Under the chanot chum chon system, villagers can use their land but cannot sell it. Land and forest use, as well as forest conservation, are under participatory and transparent communal management and oversight.
Community land ownership is part of P-Move’s bottom-up policy package to tackle state violence against the forest poor, landlessness and glaring land ownership disparity in Thailand. Other policies include progressive land tax for equitable land distribution and the Land Bank to help landless farmers.
In a country of 67 million people, three million own 80% of land titles, said Prayong Doklamyai, a land reform advocate and adviser to P-Move.

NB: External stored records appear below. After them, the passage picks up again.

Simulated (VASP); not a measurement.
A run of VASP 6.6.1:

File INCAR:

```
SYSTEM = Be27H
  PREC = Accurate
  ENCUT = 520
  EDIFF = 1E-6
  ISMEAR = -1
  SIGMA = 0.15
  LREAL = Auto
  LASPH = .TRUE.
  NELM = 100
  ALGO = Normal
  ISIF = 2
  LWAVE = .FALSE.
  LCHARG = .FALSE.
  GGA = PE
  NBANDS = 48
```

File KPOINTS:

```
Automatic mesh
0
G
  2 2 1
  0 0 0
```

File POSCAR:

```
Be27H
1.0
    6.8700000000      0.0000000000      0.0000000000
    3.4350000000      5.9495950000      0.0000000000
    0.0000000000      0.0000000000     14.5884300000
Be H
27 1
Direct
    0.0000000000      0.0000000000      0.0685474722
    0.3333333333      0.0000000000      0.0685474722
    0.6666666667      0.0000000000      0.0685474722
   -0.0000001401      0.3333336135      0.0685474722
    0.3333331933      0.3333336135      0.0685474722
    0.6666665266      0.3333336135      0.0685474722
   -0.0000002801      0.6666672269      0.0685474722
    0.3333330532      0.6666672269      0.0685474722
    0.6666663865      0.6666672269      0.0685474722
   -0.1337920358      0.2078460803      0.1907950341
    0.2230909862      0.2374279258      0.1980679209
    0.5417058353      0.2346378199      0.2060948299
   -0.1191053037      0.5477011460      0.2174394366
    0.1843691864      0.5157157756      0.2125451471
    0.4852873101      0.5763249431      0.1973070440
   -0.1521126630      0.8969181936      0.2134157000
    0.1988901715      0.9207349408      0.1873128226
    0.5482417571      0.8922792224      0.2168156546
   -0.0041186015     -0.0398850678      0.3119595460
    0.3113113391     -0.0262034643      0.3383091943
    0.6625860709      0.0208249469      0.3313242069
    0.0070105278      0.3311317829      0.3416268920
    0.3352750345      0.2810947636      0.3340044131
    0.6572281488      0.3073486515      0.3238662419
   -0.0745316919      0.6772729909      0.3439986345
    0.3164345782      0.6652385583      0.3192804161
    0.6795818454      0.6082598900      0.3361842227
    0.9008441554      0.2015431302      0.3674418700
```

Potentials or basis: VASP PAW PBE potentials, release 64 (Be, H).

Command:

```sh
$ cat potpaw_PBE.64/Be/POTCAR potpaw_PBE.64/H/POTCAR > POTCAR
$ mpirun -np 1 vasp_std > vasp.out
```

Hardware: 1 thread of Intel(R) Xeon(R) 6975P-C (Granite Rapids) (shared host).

“Meanwhile, 50 million people do not own any land at all. This scandalous disparity makes it difficult for society to be peaceful,” he said during the “Forest is Our Life” conference calling for community-led forestry and land reform.
State violence is part of life for more than 10 million people living in forests. Although many of them have lived in the forests for generations, they have been outlawed by draconian forest laws and forced to live under constant threat of eviction and arrest.
“Over 7,000 villagers are arrested each year for being ‘forest encroachers’. That’s 21 people suffering injustice every day,” said Mr Prayong.
After countless street protests and persistent land reform demands, the Abhisit Vejjajiva government reluctantly agreed to give P-Move’s policy proposals a try in 2011. Some 400 communities, including Mae Tha, were promised chanot chum chon community land rights while the progressive tax and Land Bank proposals went back to the drawing board.
After the 2014 coup d’etat, hopes collapsed.
From day one, the junta launched a new round of violent forest evictions to “reclaim the forests” from the “encroachers”. Forest authorities are thrilled. For them, this is a chance to evict the forest communities under P-Move and end their challenge to centralised forest management once and for all.
Meanwhile, the Land Bank for the landless has been diluted to become just another commercial bank. The progressive land tax — the withholding of tax for all land and property under 50 million baht — ended up supporting landlords and land speculation while robbing local governments of tax income, further eroding administrative decentralisation.
To kill the land rights push from grassroots groups, the junta handpicked Mae Tha in 2015 to showcase its mandate on communal land use called Khor Thor Chor, a Thai abbreviation of the junta’s National Land Policy Commission in charge of land use in forest areas.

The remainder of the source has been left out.